Because Jesus is the Lord of Redemption, we must recognize him as our reconciliation to God (19–23).

And these remaining five verses tell us four facts about this reconciliation.

The first thing we see is that…

Our Reconciliation Was Accomplished on the Cross (19–20, 22a).

Verse 19 repeats the foundational truth that we learned last week. That truth is that Jesus is God. It says that in Jesus, all the fullness of God was pleased to dwell. Notice that “in him” phrase again. So in Jesus all the fullness of God dwells, meaning he is God. And in verses 20 and 22, we see that through the death of Jesus God has reconciled all things to himself (or for himself). And so in these two verses we have the “in him”, “through him”, and “for him” phrases repeated again. Hence the title of these two sermons, “Creation to Redemption: In Him, Through Him, and For Him.”

But notice how this redemption and reconciliation was accomplished through Jesus. We see this at the conclusion of verse 20, it says that Jesus made peace, peace between God and humankind. How? By the blood of the cross. The spilt blood of Jesus flowed like a peace-bringing stream bringing reconciliation to all things.

Now you might have noticed that this verse says that Jesus has “reconciled to himself all things.” And so we need to ask the question “What does Paul mean by ”all things”? Is Paul suggesting that everyone will be saved regardless?

You will hear me say this over and over again, but this is an example of why we have to interpret Scripture with Scripture. Because Scripture plainly teaches in so many places that some people will reject God and thus be rejected by God.

So what does Paul mean by “all things”? Well let me read the verses we covered last week again and I think that will help clear this up.

15 He [Jesus] is the image of the invisible God, the firstborn of all creation. 16 For by him all things were created, in heaven and on earth, visible and invisible, whether thrones or dominions or rulers or authorities—all things were created through him and for him. 17 And he is before all things, and in him all things hold together.

Now it is a little clearer isn’t it? When Paul says all things what he means is all creation. Remember last week we said that Jesus made all things and sustains all things and by that we meant all creation. Well what happened after Jesus created all things? Adam and Eve sinned and threw the world into a state of chaos and corruption. And the story of the Bible is the story of God returning things to their original order which will culminate with the New Heavens and the New Earth. And so when Paul says in verse 18 that Jesus is reconciling all things, that means that Jesus’ work on the cross is the key part of setting creation back to its original divinely created order. Jesus is putting an end to the sin caused chaos of this world.

And so the reconciliation of all things was accomplished by Jesus Christ on the cross.

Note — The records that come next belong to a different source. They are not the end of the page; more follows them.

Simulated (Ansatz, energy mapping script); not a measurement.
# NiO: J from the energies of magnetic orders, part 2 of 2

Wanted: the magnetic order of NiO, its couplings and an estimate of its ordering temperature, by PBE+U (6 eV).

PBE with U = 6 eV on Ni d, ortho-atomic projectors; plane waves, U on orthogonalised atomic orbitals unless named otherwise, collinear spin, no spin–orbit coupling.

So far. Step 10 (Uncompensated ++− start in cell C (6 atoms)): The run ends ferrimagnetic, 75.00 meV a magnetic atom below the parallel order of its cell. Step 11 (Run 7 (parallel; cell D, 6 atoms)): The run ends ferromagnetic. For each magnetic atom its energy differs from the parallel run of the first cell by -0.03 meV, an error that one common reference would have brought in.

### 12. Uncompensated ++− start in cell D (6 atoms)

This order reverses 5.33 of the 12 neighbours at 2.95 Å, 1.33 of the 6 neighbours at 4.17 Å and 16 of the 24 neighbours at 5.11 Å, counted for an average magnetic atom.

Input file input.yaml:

The second thing we see about reconciliation in these five verses is that the beneficiaries of this reconciliation were…

God’s Enemies and Evildoers (21).

In verses 21–23, Paul is moving away from the global effects of this reconciliation and bringing it to a personal level with the Colossians. He says very emphatically, “AND YOU, who were once alienated and hostile in mind, doing evil deeds,” even you have been reconciled.

There is a lot of talk in our day about illegal aliens or undocumented aliens (depending on your political persuasion). Now, these are not aliens from space, but these are people from other countries who have come to our country for better jobs and better opportunities. And there is a lot of debate around the idea of amnesty versus kicking them all out of the country and sending them back home. Well, I have an opinion on that… but I am not going to share it with you. (That was just a little trick to grab your attention.) Instead I am just going to use this situation as an illustration to say that at one point we were all aliens or foreigners with regard to the kingdom of God. Instead of being citizens of God’s heavenly kingdom, we were citizens of an earthly kingdom ruled by Satan who the Bible calls the ruler of this world.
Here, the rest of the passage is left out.